Global Shifts: Implications for Business, Government and Labour

Global Shifts: Implications for Business, Government and Labour

Massachusetts Institute of Technology, Cambridge
SASE's 24th annual meeting
June 28-30, 2012

SASE's Newest Network

Network Q - Asian Capitalisms

 

In addtition to its 17 exciting networks, we are delighted to announce the arrival of a new network on Asian Capitalisms organized by Tobias ten Brink (Max Planck Institute), Sebastien Lechevalier (Ecole des Hautes Etudes en Sciences Sociales), Boy Lüthje (Frankfurt Institute of Social Research), and Cornelia Storz (University of Frankfurt).

The basic idea of this first area network within SASE is to make Asia a central field of investigation for theories of institutional change and diversity of capitalism.

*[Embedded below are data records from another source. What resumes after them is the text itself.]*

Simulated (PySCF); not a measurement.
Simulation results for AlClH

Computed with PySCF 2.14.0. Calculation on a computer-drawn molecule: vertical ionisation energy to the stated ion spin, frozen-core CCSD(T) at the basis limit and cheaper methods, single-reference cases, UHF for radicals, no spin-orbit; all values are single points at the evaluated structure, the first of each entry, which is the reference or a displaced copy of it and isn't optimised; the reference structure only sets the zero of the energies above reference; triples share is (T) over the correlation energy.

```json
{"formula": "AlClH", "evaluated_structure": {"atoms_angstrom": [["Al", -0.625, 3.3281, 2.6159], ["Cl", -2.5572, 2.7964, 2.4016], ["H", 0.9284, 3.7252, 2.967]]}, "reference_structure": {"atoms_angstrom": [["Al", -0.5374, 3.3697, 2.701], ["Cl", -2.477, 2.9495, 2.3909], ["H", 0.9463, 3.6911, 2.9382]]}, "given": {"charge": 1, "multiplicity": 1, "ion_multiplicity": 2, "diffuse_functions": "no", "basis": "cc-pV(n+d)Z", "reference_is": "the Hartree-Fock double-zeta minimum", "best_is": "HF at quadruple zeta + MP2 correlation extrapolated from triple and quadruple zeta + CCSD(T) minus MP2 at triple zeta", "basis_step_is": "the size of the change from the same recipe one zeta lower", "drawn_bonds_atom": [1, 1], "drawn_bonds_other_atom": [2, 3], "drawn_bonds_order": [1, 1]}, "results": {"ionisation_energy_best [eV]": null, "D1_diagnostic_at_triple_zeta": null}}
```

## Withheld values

Comparative capitalism (CC) theories and concepts still have to be applied to Asia and tested within specific institutional configurations. In terms of CC approaches, open questions are the apparent lack of coherence and immense heterogeneity of capitalist production and regulation and the related institution building in the case of China, the different speed of institutional change in Japan and Korea despite seemingly similar institutional arrangements, the specific institutional structures of city states as Hong Kong and Singapore, the rapid integration of different models and levels of economic development within the “China Circle”, particularly between the P. R. China and Taiwan, idiosyncratic industrial specialization based on textile, IT or services such as call centers that requires a renewed analysis of institutional comparative advantage, as well as the interaction of various modes of capitalist growth at very different levels of development within the regional context.